The UK is running out of anti-tank weapons to send to Ukraine, the defence secretary appeared to tell Russian impostors posing as the Ukrainian prime minister, according to the latest video released by the pair.
Downing Street has said it believes Russian state actors were responsible for the hoax, in which an impersonator was put through for a video call with Ben Wallace about the situation in Ukraine.
Officials said they were prepared for more details from the call to be released in the coming days and that they anticipated this would be timed to cause maximum embarrassment to the British government, including at the Nato summit this week.
Wallace took the call from Vladimir Kuznetsov and Alexey Stolyarov, who are known as Vovan and Lexus, believing it was Denys Shmyhal, the Ukrainian prime minister, but became suspicious midway through the call. The pair are suspected of links to Russia’s security services, although they have denied this.

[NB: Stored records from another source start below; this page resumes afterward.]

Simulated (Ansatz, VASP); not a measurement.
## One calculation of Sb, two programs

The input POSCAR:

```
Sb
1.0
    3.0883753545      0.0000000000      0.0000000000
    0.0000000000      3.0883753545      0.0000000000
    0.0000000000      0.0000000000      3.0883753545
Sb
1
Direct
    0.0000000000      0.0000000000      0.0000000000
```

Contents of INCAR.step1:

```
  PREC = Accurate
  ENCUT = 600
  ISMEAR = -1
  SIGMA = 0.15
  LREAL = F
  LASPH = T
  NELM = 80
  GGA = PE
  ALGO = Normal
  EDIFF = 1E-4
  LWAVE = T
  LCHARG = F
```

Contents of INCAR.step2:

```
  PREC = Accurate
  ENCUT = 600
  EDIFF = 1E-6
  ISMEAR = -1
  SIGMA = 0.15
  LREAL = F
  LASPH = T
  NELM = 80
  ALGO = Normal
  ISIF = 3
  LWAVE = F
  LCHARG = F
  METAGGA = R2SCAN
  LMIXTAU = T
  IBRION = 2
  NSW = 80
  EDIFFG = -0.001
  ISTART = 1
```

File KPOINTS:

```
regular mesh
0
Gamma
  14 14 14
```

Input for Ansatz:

The hoax callers also managed to get through to the home secretary, Priti Patel, and attempted to reach the culture secretary, Nadine Dorries, who alerted the Foreign Office before the call request was accepted.
Cabinet ministers and senior officials have been warned to be on their guard for further attempts to embarrass them in the coming days and weeks.
Western officials believe Russia intends to step up tactics to divide the response of western allies to the invasion of Ukraine, including by embarrassment such as that caused by the hoax call to Wallace. They do not think the hoax was intended to be an intelligence-collecting technique, more a strategy of disruption.
In a clip posted to YouTube, Wallace looks bewildered as the hoaxer says the NLAWs (next generation light anti-tank weapons) that the UK has supplied to Ukraine have failed. Wallace said he was in touch daily with Ukraine’s defence minister, Oleksii Reznikov.
“I don’t think ours have failed. I’ve got the details of ours. We’ve given you over 4,000. We’ve got more coming,” he said. “We’re running out of our own. I speak to Reznikov and text him every day.”
In an earlier clip released on Monday, Wallace appears to be asked if he would support Ukraine’s nuclear aims; Russia has falsely claimed Kyiv has nuclear ambitions.
A defence source said: “It’s a doctored clip. What you don’t hear is the defence secretary also saying that the UK can’t have anything to do with alleged Ukrainian nuclear ambitions, because the UK is committed to the nuclear non-proliferation treaty.” However, the source did not dispute the substance of what Wallace appeared to have said.
UK officials view this week as a crucial moment for western unity in the face of escalating attacks by Russia on civilian populations.
Boris Johnson will attend the Nato summit in Brussels this week, along with the US president, Joe Biden, where he is expected to make the case for western allies to ramp up supplies of defensive weapons to Ukraine.
The prime minister will tell allies at the Nato summit that there is an immediate imperative to support the Ukrainians now, according to UK sources, and that the Russian tactics of indiscriminately firing on civilian centres is inherently escalatory.